Your happiness switch is exactly the same. You must recognise that it there for you to use at any moment and that you can control it with the belief that it is only ever your thoughts and attitudes that light up your world.

Happiness brings with it the kind of creativity, openness and clarity that makes any task seem almost effortless. Work stops feeling like work as soon as you go about your business with a genuine inner smile. But why do most people find this so hard to do?

It's because somewhere along the line we learned that we cannot be truly happy unless there is a reason to be happy. We introduce criteria that must be met before we will allow ourselves to let happiness in and feel ok about having it. Some people have even learned to attach guilt to their happiness. "Why should I feel happy while others still suffer?"
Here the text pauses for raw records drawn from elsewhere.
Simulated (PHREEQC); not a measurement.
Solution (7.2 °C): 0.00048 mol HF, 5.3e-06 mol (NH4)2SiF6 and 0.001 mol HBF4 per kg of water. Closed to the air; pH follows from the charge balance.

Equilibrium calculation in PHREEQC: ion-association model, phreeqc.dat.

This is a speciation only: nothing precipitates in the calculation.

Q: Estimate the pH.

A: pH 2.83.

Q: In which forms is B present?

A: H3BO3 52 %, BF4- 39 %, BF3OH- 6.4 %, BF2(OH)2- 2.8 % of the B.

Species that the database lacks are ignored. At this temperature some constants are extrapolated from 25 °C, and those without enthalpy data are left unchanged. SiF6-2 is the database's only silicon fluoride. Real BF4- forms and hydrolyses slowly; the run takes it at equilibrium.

There's a very quirky thing about us humans, and that is that we can become very suspicious of other people who do not appear to have a good enough reason for their blatant displays of happiness. Whenever someone asks how I am I will usually say something like "I'm great" or "fantastic", to which the next question is often "Why, what's up?" I'll say "Nothing, I just feel good", and then enjoy the confused look on their face as they let out a slow "Riiiiiiiiight!"
The thing that really throws a spanner in the works of the common belief about happiness is that actually you can have it whenever you want it, and you don't have to do a thing to earn it. Because 'it' isn't an 'it' at all, it's a function of the human condition that serves a very practical purpose. As Michael Neil would put it, to ask if you deserve happiness is like asking if you deserve a nose. "Well....eeerrrrr.... I have a nose, but I don't know what I've done to deserve it". It sounds silly, doesn't it?


The key to having your happiness now rather than later is to know that happiness is not something that happens to you, it is something that you do. You must let go of the idea that happiness is a reward for good behaviour or that you must be worthy of it. You must also accept that your happiness is not on that ship that you're waiting on to come in. It is the ocean in which the ship sails, so if you want it, dive in and learn how to swim. In other words, your life is your happiness and you just need to start responding more happily towards it.

Numerous scientific studies into whether success leads to happiness shows that there is no quantifiable evidence to suggest that it does. What has been highlighted though, is that people who already experience high levels of happiness are significantly more likely to become successful later. Interesting! Happiness leads to success, not the other way around. Who'd have thought?

What this tells us is that genuine authentic happiness is unconditional. It is not out there. It is in here, and always has been. Happiness is only ever the result of your attitude and your behaviour, and learning to nurture it unconditionally gives you much more than just a good feeling; it makes your whole life run a lot smoother. That's nature's plan.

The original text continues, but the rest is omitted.